Tejas Kashyap, Tulita's economic development officer, said the project to replace high-pressure sodium bulbs with light emitting diodes in the community's 100 streetlights finished on March 5.

"It consumes less energy, it provides better illumination," Kashyap said. "It lasts longer and it's a reduction of greenhouse gas emissions."

The Northwest Territories Power Corporation (NTPC) and the Arctic Energy Alliance began partnering with communities to replace streetlights last year. Similar projects are now completed in Gameti and Jean Marie River. Tulita is the third community in the territory to make the switch.

Kashyap said the LEDs will save the community money.

The high-sodium bulbs needed to be replaced within a few years, but LEDs last three times as long, he said.

"We had people complaining about the streetlights burning out every two or three months and by the time they were replaced, it took a couple more weeks," he said. Kashyap said even if Northern winters take their toll, he estimates the bulbs will last at least a decade.

Myra Berrub, manager of energy services for NTPC, said LEDs are estimated to last about 15 years.

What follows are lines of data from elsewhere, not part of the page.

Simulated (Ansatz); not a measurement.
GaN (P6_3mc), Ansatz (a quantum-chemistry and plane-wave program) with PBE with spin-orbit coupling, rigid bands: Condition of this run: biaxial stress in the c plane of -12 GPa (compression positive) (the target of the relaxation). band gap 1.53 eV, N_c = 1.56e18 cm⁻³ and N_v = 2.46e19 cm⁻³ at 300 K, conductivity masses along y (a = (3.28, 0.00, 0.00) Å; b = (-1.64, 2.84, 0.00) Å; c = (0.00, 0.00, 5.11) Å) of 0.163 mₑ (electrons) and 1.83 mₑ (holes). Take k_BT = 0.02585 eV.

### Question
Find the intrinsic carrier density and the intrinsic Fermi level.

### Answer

LED lights also use less energy to produce light than high- pressure sodium bulbs, Berrub said.

"Your day-to-day operating costs have lowered because you need less energy to run the lights and then they're going to last so much longer," she said. "The new streetlights that we're putting in are using half the power of the old high pressure sodium lights.

"That means we're using half the diesel fuel."

Berrub said while rates vary, the average cost of one high-pressure sodium streetlight in the NWT is about $64.

The new LED lights will initially cost about $19.15.

"Once those streetlights get installed, they see an immediate change on their bill in terms of the rate," she said.

Kashyap said he estimates the lights will save the community the equivalent of 50-megawatt hours a year.

"Fifty megawatt hours is the energy consumed by five houses," he said.